Other characters, beautifully drawn, flit around the Ewings like fireflies, lighting up for a few pages, then flying off into the dark, not to be heard from again for many chapters, if at all. Their common thread is a sense of thrumming anxiety that never abates; if you’re not already a little on edge, Beautiful Children will definitely put you there.
The lives of the city’s runaways are etched with horrific immediacy. A pregnant waif named Daphney, who at one time delighted in seeing her face on a milk carton, learns the real meaning of transience the hard way. “I went to the stores,” she says, “but the cartons had all different kids. ... I couldn’t find me no more.”

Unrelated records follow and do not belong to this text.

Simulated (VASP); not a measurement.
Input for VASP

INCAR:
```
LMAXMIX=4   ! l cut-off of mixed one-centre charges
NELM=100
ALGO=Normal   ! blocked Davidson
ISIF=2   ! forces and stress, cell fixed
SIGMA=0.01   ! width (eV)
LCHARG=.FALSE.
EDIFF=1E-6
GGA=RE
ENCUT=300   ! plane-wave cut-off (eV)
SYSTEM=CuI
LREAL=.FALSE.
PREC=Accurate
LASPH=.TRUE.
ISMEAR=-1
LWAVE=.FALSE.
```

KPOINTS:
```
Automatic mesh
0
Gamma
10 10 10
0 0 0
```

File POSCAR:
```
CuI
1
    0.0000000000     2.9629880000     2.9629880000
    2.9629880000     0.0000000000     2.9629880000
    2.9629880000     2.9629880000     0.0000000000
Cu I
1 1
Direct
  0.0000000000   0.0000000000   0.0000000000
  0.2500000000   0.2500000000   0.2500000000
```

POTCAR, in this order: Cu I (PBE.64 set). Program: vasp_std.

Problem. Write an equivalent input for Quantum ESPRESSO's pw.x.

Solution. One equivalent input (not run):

The true star of Beautiful Children, though, is Bock’s hometown of Las Vegas, a place where it’s never really dark or quiet. “Waves of electricity, emanating from pop art facades, actually transforming the nature of the atmosphere, creating a mutation of night, a night that is not night—daytime at night,” he writes. “The twenty-four-hour bacchanal. The party without limits. The crown jewel of a country that has institutionalized indulgence.”
The author mostly steers clear of the Strip and other cleaned-up tourist areas, focusing instead on the seedy, abhorrently foul underbelly whose denizens keep the likes of the Mandalay and Bellagio running.
If you haven’t already lost your soul by the time you arrive in Vegas, Bock intimates, just give it a day or so.
Beautiful Children will undoubtedly disgust some readers (profanity and nastiness abound, tempered with wry humor), intrigue or infuriate others. It’ll never be on the Las Vegas tourism board’s list of recommended titles.
For those willing to wade into its slimy abyss, however, it will reward them with a wildly satisfying and disturbing literary journey, led by an author of blazing talent.